No caption to offer yet, sorry… but does anybody know when this was taken?
Original tweet from Dutch PM here.
English translation here.
“So that’s what this newfangled craze is”
I nominate Kent Lundberg’s caption from Twitter. Key: “do you know the economic benefits of motorways?”
Haha I like this one
This is the cheapest BMW I’ve ever seen!
Key on the hunt for the local Automobile Association headquarters…
Smit shows Key how to not indicate a move to the left.
A bit underdressed? What are that dress code again? – lycra or a suit?
Smit: No John that doesn’t make any sense. Helmut is a boy’s name here in Holland. All Helmuts should ride bikes, but you can ride your bike without a Helmut.
“What about helmets?”
“Helmut? He’s right here.”
Yeah – bit like the interweb thingy. It’ll never catch on.

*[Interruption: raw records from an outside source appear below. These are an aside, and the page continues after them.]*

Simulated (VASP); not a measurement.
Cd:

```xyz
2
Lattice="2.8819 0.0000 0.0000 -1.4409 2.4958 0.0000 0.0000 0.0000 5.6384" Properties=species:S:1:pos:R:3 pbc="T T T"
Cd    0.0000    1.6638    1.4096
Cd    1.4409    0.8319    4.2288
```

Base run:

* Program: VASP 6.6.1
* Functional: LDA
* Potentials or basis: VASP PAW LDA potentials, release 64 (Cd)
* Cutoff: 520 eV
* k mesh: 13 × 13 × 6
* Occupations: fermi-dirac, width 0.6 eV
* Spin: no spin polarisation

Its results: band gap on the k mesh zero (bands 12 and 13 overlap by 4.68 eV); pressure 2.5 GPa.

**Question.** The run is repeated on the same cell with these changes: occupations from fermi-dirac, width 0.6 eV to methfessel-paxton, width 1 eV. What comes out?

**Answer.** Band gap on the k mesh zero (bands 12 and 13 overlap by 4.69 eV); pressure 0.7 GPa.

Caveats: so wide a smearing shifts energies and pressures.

Hey where’s all my security gone? Whaddaya mean I don’t need them here?
Let me tell you about RONS.
“Trucks are better”
“In New Zealand we spend all our money on roads.”
“All of it?!”
“All of it.”
“…I think I’m having a heart attack.”
“….. don’t you think this would the perfect spot for a flyover?”
“what kind of bike would a woodwork teacher ride?”
I think that one breaches the rude guideline Bryce.
But obviously one with a super strong frame.
Not subtle enough? 🙂
“In New Zealand we are very pro public transport, we give it the highest priority over any other mode”
“Dressing UP to cycle – who’d have thought?”
“If we widened this road we could fit an expressway down here, who needs all these dangerous old buildings”
“So what kind of high visibility clothing do you recommend?”
“High viz? You mean, like those things people wear in dangerous environments?”
“Hey, It’s great that you invite me for a cycle on your National Cycleway!”
“Cycleway? This is our main street.”
Key: “Yeah, but cars go brum!” Smit: “I’ll just be going over here for a while…”
“People were always going on about how great cycling was but I didn’t think about it at all till I met this millionaire on the beach…”
Perhaps the PM will realise you don’t need a plastic hat to cycle after this experience and will whip through an order in council repealing our helmet law the same as they passed the law without proper consultation in 1994.
Have you considered introducing a helmet law …
Not a caption, but is Key on a tandem bike??
Um, no? See the 4 wheels?
I was pumped about becoming a member until you explained that UNSC stands for United Netherlands Society of Cycling
John: Why does my head look mismatched from my body and appear slightly too large?
Peter: Hand on heart, you’ve been photoshopped.
“I never believed that commuting by bike could be real, I always thought it was a story made up by crazy cycling enthusiasts who are blind to the economic benefits of more roads for motorists”
“Why are you red, Prime Minister?”
“I’m not. Why are you sweating?”
I’m gonna show Labour and the Greens who’s really on top of this economic cycle…
But the last sign said turn right at Paeroa…
bacana e criativo !!
Smit: Do you cycle in New Zealand John?
Key: Yeah, Nah, not really, only if I can rip up a railway line to do it. Besides, mowing down cyclists is almost as popular as running over our kids in driveways
I’m tried to listen but I could not hear as I was too far to the right.
“Where do I put the petrol in one of these things?”
“Please don’t tell Gerry about this.”
“Well um, ackshully, I think you’ll discover people prefer cars.”
In my country this is illegal
“My assistant is Hertz van Rental”
Definitely the winner. What’s the prize?
This doesn’t happen in my country and I don’t think they want it either so course I don’t give it any funding
Three more years of National? Onya bike, Johnny!
Key back-pedals on transport policy.
Actually Prime Minister, when I said try spinning, I didnt mean move to to the right, smile, and talk about how relaxed you are.
Spot the guy who thinks cycling is only for recreation…..
Bit sad really isn’t it, he clearly changed clothes and put on running shoes when he was told he’d go for a bike ride.
Sorry Gerry couldn’t keep up with the peloton.
I’m crossing my heart John, those guys in suits behind us are NOT Mormons.